There is testable science, and then there is fantasy and beautiful fairytales. Mathew Johnson of the Perimeter Institute for Theoretical Physics has a mission to take on one of the most impossible beliefs of the latter and place it firmly in the former category.
Johnson’s tactic is quite simply to establish a way of testing for different scenarios of how universes might collide, if they exist. He develops a computer model that simulates collision of physical bubble-like objects on a small, workable scale.
The metaphor for the multiverse used in the study is then quite similar to ordinary, observable processes here on Earth.
Imagine watching a pot of boiling water slowly simmer and form bubbles. Some of these bubbles grow into bigger ones, others split up, bump into each other, interact etc. This is what proponents of the multiverse theory believe about the vacuum, which they say came before the Big Bang: an empty field full of energy that had nowhere to go, and thus began creating bubbles – universes, that began to collide with each other and interact in different ways. They represented the totality of every dimension we have come to know – space, time, all the constants and physical laws.

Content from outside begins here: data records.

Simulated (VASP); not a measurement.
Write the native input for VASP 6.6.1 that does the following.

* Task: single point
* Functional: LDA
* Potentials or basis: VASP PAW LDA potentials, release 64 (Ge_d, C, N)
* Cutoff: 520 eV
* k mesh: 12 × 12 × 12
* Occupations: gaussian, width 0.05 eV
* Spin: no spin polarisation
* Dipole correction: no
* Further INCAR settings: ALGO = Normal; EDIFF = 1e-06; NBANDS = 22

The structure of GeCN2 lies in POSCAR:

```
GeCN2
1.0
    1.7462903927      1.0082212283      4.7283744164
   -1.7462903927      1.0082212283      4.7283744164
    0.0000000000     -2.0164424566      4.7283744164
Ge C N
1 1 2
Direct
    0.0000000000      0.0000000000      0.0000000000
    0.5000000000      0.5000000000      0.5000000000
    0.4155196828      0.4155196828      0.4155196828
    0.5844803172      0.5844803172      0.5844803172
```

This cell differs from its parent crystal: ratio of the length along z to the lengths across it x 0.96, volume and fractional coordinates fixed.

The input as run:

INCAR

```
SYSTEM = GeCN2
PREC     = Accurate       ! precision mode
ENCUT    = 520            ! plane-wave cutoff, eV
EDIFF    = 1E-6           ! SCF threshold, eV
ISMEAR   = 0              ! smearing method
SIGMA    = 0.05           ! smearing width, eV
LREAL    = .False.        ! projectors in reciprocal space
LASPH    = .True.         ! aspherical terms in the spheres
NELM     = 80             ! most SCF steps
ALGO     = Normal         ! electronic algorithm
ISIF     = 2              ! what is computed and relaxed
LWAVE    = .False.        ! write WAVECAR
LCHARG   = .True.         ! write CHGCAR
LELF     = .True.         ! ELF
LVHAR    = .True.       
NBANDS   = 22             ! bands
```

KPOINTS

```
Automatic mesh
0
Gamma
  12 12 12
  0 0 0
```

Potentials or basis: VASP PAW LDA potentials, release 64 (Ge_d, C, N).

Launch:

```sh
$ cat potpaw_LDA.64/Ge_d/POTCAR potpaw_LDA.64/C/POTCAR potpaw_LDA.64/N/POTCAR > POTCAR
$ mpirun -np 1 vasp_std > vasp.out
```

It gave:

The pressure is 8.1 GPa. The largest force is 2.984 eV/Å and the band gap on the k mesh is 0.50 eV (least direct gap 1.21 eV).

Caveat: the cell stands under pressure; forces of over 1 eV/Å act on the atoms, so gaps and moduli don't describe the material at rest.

In short, we are in a cappuccino foam of universes. Scientists believe this is so due to what we call cosmic inflation – a process by which the cosmos has been expanding after the purported Big Bang. Not everyone believes the theory, but it’s the most popular, and explains a large quantity of otherwise inexplicable space phenomena. It holds as its central thesis that after the pop, the universe expanded billions of light years across in a microscopic fraction of a second.
But even if dominant, the force behind the inflation still has to be proven. We take for a given that that force, known as vacuum energy, exists.
There are many different variations on the multiverse theme, but they all are limited by our inability to observe them empirically.
“That’s what this research program is all about,” Johnson writes. “We’re trying to find out what the testable predictions of this picture would be, and then going out and looking for them.”
As a starting point he uses a model that requires the collision of only two universes in some way or another. What makes this model simple is that we assume that the collision will have all the physical properties of two bubbles colliding in real life. Johnson uses a computer to see how they would interact.
“We collide the bubbles on a computer to figure out what happens, and then we stick a virtual observer in various places and ask what that observer would see from there,” he says.
“All I need is gravity and the stuff that makes the bubbles up. We’re now at the point where if you have a favorite model of the multiverse, I can stick it on a computer and tell you what you should see,” Johnson explains.
The leap here is in that the computer simulation can in this way rule out certain existing multiverse models. Johnson has already made headway in estimating how an instance of two universes colliding would behave at the microwave dimension – “a disk in the sky” for instance.
No predictions have yet come to fruition. However, this is the first time anyone has attempted to quantify these reactions. And ruling out certain results leaves other scenarios more likely to happen. Moreover, these computer models expose the likelihood of testing the behavior of bubble collisions at all, and that makes them a huge leap for physics and astronomy.